There it is again. SHAME. What is it that is so shameful about reading advice, tips, research, etc. from experienced experts if it’s going to help you be a better person? I suppose it’s supposed to be a bit of a positive note that Charlotte even bothers to follow through with ordering the book, but this is after she tells her best friends “It wasn’t for me.” So, she’s hiding it.
Even later, Charlotte gets an email – the Based on your recent purchases… email. After listing off another series of titles, Carrie narrates that Charlotte refused to see herself as one of those types of women. There’s another quick moment that could maybe be seen as redemption when the book “fell three stories and landed at the feet of a woman considering a divorce. She considered it a sign from God.” But that’s a random woman with no lines walking on the street; it wasn’t Charlotte, a main character who I adored.
When I joined Beachbody, there was (and is) a significant push towards reading “Personal Development” books. For the longest time, I refused. Because every time someone shared or suggested one, this episode of Sex and the City played on loop in my head. Would reading those books make me “one of those types of women” — you know, the kind that Charlotte turned up her nose at and then lied to her friends so that she wouldn’t be one – at least in their eyes – either. I ain’t kidding when I talk about the baggage and issues I’ve developed thanks to TV.

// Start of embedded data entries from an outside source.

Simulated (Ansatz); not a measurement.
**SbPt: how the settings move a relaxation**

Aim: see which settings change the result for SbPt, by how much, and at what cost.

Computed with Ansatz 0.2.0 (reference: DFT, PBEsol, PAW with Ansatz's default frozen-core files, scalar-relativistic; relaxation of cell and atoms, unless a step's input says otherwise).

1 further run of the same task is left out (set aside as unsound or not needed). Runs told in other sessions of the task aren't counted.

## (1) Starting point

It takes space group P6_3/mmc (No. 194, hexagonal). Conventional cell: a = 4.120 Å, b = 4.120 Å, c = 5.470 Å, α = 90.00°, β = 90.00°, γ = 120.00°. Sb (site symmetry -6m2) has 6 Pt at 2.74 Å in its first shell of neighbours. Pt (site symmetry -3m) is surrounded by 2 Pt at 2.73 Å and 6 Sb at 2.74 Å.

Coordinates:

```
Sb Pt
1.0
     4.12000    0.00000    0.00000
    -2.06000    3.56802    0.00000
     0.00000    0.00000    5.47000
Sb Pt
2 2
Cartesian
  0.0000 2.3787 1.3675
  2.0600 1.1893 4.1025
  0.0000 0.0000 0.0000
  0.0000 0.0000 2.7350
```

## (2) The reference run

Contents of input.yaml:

Anyway. After months and months and months of resistance, I finally agreed to “read” You Are a Badass: How to Stop Doubting Your Greatness and Start Living an Awesome Life. And by “read,” I mean I used my monthly audible credit for it. I listened to it while I was working out.
I ended up actually liking it and trying a few more. I discovered one I really loved — Big Magic by Erin Gilbert (author of Eat, Pray, Love):
I liked it a lot, but it’s been so long since I read it, I don’t really remember it enough to give a full review. But since I finally got over my Charlotte York-induced neuroses about personal development books, I have another one to discuss!
I’ve mentioned and hinted about this book in recent posts, but I haven’t taken the time to do an honest review of it. Mostly, this is because I’m not quite sure how to explain the absolute awesomeness of the book without just word vomiting all over you.
I’d read The Happiness Project, also by Rubin, a few years ago when it was the hottest thing in the blogosphere. And while I liked it, it didn’t grab me nearly as intensely as Better Than Before did.
The book focuses on how to build habits based on your personality style. Are you a moderator or an abstainer? Are you an Early Bird or a Night Owl? Once you know which of these applies to you – and which of the Four Tendencies you’re most like (which she has another book coming out about this fall) – you can make a strategy for developing good habits or getting rid of bad ones.
For me, this book was incredibly useful. I’m still employing a lot of the tactics as I work on my personal routine, removing distractions, and improving my habits at home and at work.
So, despite years of bullying myself and an entire genre of books, I’ve finally started to accept that maybe, just maybe, non-fiction, well-researched, first-hand-accounts written down in thoughtful, insightful ways (aka, “self help,” aka, “personal development”) isn’t such a sad or scary or shameful thing after all…
How do you feel about “PD”? What are some of the best books you’ve read that fit in this category?